CINCINNATI – Lou Anarumo is about to see just how far his revamped defense has come.
In a season that has featured two pivotal, game-defining plays, the Bengals are about to take on a quarterback destined for the Hall of Fame who is at the top of his game. And the defensive coordinator is calling upon all his defensive principles to scheme the best possible plan.
Yes, the Bengals shut down Ben Roethlisberger in Week 3 in Pittsburgh, but Big Ben is clearly on his last legs and not the agile, gunslinger he used to be.
They beat Kirk Cousins in Week 1 by bottling up Dalvin Cook effectively. They barely hung on to stop rookie Trevor Lawrence in the Week 4 opener.
But this Sunday at Paul Brown Stadium, it’s a whole different beast. Aaron Rodgers and the plethora of weapons he brings will test the limits of a Bengal defense that should be at full strength for the first time since taking the field against Tom Brady in the preseason opener.
Through four weeks, the Bengals rank seventh in the NFL in overall defense in terms of yards allowed at 323 yards/game. They’re ninth in rushing defense at just over 93 yards/game. They’re fifth in yards per pass play at 5.88. The Packers, with Rodgers, are only 24th in the NFL at 225 yards per game. But it’s Aaron Rodgers. And anyone who watched the end of the Sunday night game in San Francisco knows that it’s not how much but when with Rodgers.
After an offseason of discontent and uncertainty, Rodgers is back and as clutch as ever. The Bengals defense has been defined primarily by two plays – the forced fumble of Dalvin Cook in overtime and the goal-line stand before the half against Jaguars.
Chidobe Awuzie and Trae Waynes are the starting corners, assuming Waynes’ hamstring holds up after showing up limited in Thursday practice.

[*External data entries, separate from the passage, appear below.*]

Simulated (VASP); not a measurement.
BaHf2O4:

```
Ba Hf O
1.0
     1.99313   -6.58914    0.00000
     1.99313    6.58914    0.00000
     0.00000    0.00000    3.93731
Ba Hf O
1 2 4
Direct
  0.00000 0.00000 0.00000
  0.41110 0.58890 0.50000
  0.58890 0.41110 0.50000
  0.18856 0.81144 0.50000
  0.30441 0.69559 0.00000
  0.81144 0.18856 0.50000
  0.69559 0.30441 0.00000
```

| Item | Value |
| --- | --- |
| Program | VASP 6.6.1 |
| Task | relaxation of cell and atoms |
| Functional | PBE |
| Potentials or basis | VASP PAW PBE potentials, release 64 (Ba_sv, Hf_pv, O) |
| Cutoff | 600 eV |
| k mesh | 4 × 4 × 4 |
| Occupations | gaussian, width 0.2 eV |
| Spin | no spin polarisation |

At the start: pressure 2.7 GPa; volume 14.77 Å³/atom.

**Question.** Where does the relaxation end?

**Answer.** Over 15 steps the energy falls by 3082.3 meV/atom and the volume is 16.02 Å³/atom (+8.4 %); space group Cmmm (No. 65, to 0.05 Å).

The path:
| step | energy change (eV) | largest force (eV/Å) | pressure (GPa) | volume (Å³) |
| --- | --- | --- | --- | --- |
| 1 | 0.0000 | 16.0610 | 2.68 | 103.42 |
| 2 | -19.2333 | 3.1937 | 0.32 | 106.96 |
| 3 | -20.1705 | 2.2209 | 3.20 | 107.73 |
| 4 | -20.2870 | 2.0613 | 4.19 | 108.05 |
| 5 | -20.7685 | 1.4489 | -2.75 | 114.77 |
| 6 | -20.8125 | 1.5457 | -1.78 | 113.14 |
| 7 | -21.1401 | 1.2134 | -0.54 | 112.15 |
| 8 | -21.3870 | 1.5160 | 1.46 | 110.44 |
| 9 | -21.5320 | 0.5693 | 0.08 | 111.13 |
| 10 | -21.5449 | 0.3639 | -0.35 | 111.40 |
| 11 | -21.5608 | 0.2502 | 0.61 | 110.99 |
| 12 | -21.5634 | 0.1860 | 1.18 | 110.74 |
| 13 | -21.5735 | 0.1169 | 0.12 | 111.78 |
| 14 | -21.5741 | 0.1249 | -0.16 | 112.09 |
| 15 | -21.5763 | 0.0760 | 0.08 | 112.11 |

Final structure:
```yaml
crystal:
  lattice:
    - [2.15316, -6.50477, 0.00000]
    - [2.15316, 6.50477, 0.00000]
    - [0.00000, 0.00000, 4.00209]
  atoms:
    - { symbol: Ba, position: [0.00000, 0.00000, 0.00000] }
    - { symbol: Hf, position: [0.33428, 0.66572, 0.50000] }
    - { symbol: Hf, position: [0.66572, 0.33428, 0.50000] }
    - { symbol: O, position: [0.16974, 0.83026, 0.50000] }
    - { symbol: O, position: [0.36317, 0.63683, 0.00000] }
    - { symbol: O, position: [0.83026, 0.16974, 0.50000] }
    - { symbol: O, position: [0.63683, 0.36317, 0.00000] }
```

Jesse Bates III eagerly returns from a neck injury suffered when he made a violent tackle in the win over the Steelers.
“It’s always good to have our starters out there, Jessie included with his experience calming things down when things might not go exactly how you want it but by the same token, having a feel of what to expect,” Anarumo said. “So yeah, it’s definitely good to have him back and it will help us in this situation.”
“He’s obviously one of the best players that we’ve ever seen in this league,” Bates said. “So, I was talking, we always have conversations with my family and friends. If I get an interception, I got to walk up to him and say, ‘Hey, can I get your autograph?’ Hopefully I can make that happen.”
To make that happen, Bates and the Bengals must tease Rodgers enough to throw into a trap, which is almost never the case with a veteran quarterback of Rodgers’ experience and talent. Rodgers, however, is not afraid to throw into tight windows, especially to receivers he trusts like Davante Adams, who has caught 31 passes on 45 targets already this season, second in the NFL.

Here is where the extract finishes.